Hi, Fickle Readers! This is a departure from my usual rants on literature, Shakespeare, and the state of the writing industry in the 21st century, but sometimes I just gotta write what falls out of my brain. And with the Internet overflowing with awful, awful news this week (hey, Ferguson cops, you get your stories straight yet?), I discovered I really did want to write about one of the tiny changes we could all make in our lives that would give us back some control and serve as the smallest pocket of resistance to Big Everything.
In the past week, I discovered (on Facebook–hah!) two intrepid Facebook experimenters who posted articles on two independently conducted yet similar studies on the function of that little blocky thumb in everyone’s news feed. First, over at Wired, Mat Honan writes about what he found when he decided to Like everything that crossed his path on Facebook, even if he actually hated what he was looking at. So what happened? Advertising algorithms ate all the content from non-corporate human beings:
My News Feed took on an entirely new character in a surprisingly short amount of time. After checking in and liking a bunch of stuff over the course of an hour, there were no human beings in my feed anymore. It became about brands and messaging, rather than humans with messages.
Not only did he manage to wreck his own feed in less than two days, his actions became a contagion affecting his friends’ feeds as well.
When I posted a status update to Facebook just saying “I like you,” I heard from numerous people that my weirdo activity had been overrunning their feeds. “My newsfeed is 70 percent things Mat has liked,” noted my pal Heather. Eventually, I would hear from someone who worked at Facebook, who had noticed my activity and wanted to connect me with the company’s PR department.
After 48 soul-deadening hours, Honan pulled the plug on the experiment.
On the opposite side of the equation, blogger Elan Morgan discussed her experiences after she announced she’d no longer be Liking any content on Facebook. Beginning on August 1st, she stopped using that tempting little “Like” link and claims that the results were profound and positive. First, she no longer has shock-and-awe click-bait material exploding all over her feed because, by quieting all the Likes, the Facebook ad-bots no longer try to spew out content that may be related to her interests in topic but not in tone (e.g., liking a kitten pic and suddenly being swamped with info on animal torture–thank God I’m not a big kitten pic fan). Second, since she’s no longer automatically pressing a button to express her approval, she’s started doing what Facebook ought to be doing for us in the first place: she’s communicating with people again, thinking up things to say instead of just giving the equivalent of a wave from a speeding car.

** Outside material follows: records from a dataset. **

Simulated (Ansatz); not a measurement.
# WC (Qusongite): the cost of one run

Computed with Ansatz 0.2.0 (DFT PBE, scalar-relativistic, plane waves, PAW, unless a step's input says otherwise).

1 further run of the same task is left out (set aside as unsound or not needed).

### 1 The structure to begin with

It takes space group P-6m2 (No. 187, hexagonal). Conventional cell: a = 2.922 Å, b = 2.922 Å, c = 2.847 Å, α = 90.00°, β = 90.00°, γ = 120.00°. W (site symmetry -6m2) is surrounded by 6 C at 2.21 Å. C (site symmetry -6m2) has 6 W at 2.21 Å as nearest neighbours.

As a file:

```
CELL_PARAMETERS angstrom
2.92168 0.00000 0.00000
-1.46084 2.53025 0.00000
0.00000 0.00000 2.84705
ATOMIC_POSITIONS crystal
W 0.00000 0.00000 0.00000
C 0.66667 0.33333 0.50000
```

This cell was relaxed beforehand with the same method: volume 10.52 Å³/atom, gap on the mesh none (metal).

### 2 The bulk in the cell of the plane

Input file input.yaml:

I had been suffering a sense of disconnection within my online communities prior to swearing off Facebook likes. It seemed that there were fewer conversations, more empty platitudes and praise, and a slew of political and religious pageantry. It was tiring and depressing. After swearing off the Facebook Like, though, all of this changed. I became more present and more engaged, because I had to use my words rather than an unnuanced Like function. I took the time to tell people what I thought and felt, to acknowledge friend’s lives, to share both joys and pains with other human beings.
That’s nice to hear, isn’t it? I mean, one of the main reasons I joined Facebook was to stay in touch with friends from high school and college that I hadn’t seen in years and feared I’d never see again. I was so overjoyed to find members of my old D&D group from college (yeah, I’ve done my share of role-playing; shut up), I almost cried. Then I laughed, because a few nostalgic posts brought out exactly what I missed about these guys. (One of them, who played an extremely upright Paladin, was well known in our campaign for inadvertently sending a messenger boy to his death inside a seedy tavern. Said player replied with something to the effect of: “You rescue your fellow adventurers dozens of times, and does anyone remember that? No. You send ONE adorable urchin into harm’s way, and that’s ALL anyone wants to talk about.”)
Because of Facebook, I know where all these friends wound up in the world, I hear about their lives, I see pictures of their families. That, to me, is extraordinarily important, seeing as how, with all my family’s health issues, etc., we often can’t go and visit people we want to see. That includes people who live down the friggin’ street from us. There’s so much human interacting I want to do, why would I want to waste the precious seconds of my life scrolling through lists of “mind-blowing” facts about London? (That wasn’t in my Facebook feed. It was one of over 72 million hits I got when I plugged “will blow your mind,” a popular headline phrase these days, into Google.)
Then there’s that feeling that all you are is a marketing guinea pig being scrutinized by Mark Zuckerberg and his pals. Or the feeling that there are about 7 bazillion items you want to see based on your Friend list and all you get are Buzzfeed personality quizzes. (Not that I’m against personality quizzes. I just don’t like the fact that they have a tendency to replicate ad infinitum after you click a single link.) I get that Facebook and other web sites need ad revenue, but they don’t need it that badly. I want my interests catered to and my mind as free of distraction and commercial manipulation as possible. Somehow, with all the hot steaming gobs of capital these Facebook tycoons are earning, I think they don’t need my help learning how to further exploit the human mind.
So, Fickle Readers, and those who are writers, too, I invite you to join Elan Morgan’s bid to shake ourselves of the psyche-dulling inanities of the Like function, and maybe even stop clicking “Share” or on any links we find in Facebook. I know, I know, it’s likely an impossible Utopia I’m imagining, but it seems like it might be worth the power we could recover from that omnipotent site that holds our friends hostage for a couple of Levi’s ads. Also, the nasty, evil, spiteful side of me just plum enjoys the idea that I and my ilk will be irritating executives everywhere. Anyone who’s old enough to remember the first time you could fast forward through ads on a VCR–or even silence ads with a mute button–will know what I’m talking about.